For investors bullish on the Canadian economy, construction-linked stocks make a good investment in the infrastructure space. The following four TSX index construction stocks display a good mix of stats, with some attractive value, a bit of growth, and some dividends on the table. Let’s see which might be the strongest buy based on the data.
WSP Global (TSX:WSP)
Looking for a low-exposure infrastructure stock, such as a human resource-weighted management and consultancy specializing in the built and natural environment? WSP Global is a professional services firm consulting clients across North America, Oceania, the U.K., and beyond. As with the next ticker on this list, WSP Global’s stock would bring geographical diversification to a portfolio, while adding lower-risk exposure to the construction industry; it also has a good balance sheet, pays dividends, and has a positive outlook.

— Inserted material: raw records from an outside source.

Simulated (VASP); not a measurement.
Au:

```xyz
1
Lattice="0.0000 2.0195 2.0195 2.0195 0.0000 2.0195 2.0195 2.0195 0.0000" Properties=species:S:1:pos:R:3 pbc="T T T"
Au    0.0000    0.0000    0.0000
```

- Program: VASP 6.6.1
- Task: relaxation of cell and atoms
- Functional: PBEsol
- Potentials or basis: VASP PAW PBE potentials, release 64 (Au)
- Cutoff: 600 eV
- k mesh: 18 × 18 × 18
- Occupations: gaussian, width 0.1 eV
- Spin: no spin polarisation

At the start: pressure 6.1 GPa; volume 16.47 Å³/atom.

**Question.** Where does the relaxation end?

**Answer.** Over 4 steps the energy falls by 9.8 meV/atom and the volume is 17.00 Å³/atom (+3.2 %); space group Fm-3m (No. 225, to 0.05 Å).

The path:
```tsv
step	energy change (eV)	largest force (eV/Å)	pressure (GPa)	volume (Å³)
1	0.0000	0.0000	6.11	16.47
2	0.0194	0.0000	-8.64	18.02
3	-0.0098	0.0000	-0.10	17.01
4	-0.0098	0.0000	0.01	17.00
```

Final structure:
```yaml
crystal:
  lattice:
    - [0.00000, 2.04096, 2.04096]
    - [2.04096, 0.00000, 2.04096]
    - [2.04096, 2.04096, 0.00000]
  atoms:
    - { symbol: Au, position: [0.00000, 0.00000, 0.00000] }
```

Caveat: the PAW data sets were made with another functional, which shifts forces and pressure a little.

SNC-Lavalin Group (TSX:SNC)
From consulting and design to engineering and construction, this currently much-discussed company also operates and maintains sites across the world. Selling at less than a third of its future cash flow value, SNC-Lavalin Group is fairly good value at the moment, with a P/B ratio of 1.7 times book that’s just below the Canadian construction industry’s ratio of 1.8. Significant future performance is indicated by a 113.8% projected growth in earnings.
SNC-Lavalin Group’s dividend yield of 1.15% and high growth is tempting. However, a decent track record, dividend yield of 2.07%, and 18.9% expected annual growth in earnings make WSP Global look like a winner in this space for the strictly risk averse, excusing WSP Group’s high P/E of 30.4 times earnings and slightly bloated P/B of 2.3 times book.
Badger Daylighting (TSX:BAD)
In the business of low-impact excavating and connected services across North America, Badger Daylighting has returned 69.4% in the past year. Its balance sheet is acceptable, with a below-threshold level of debt, which has been brought down over the last few years and is well covered by operating cash flow, while its past-year ROE of 19% is fairly good.
Although more shares have been sold in volume by insiders, a greater number of insiders have bought share over the last few months. While its market ratios are a little high (see a P/E of 22.7 times earnings and P/B of 4.1 times book), its dividend yield of 1.37%, paired with a 16.1% expected annual growth in earnings make this a decent choice for construction bulls.
Aecon Group (TSX:ARE)
With a North American and international focus on construction and the development of infrastructure, Aecon Group had a good year with earnings growth of 109.4%. A healthy stock with attractive valuation (see a P/E of 17.6 times earnings and P/B of 1.3 times book), Aecon Group pays a dividend yield of 3.33% and has a 12% projected annual growth in earnings.
The bottom line
With some pundits pointing to the so-called crane index as a way of measuring global growth by construction projects, it would seem that builders are an accurate bellwether for the worldwide economy. While the stocks listed above are likely to be vulnerable to a widespread economic downturn by this same logic, they nevertheless represent some the best investments for investors who remain bullish on international and domestic growth.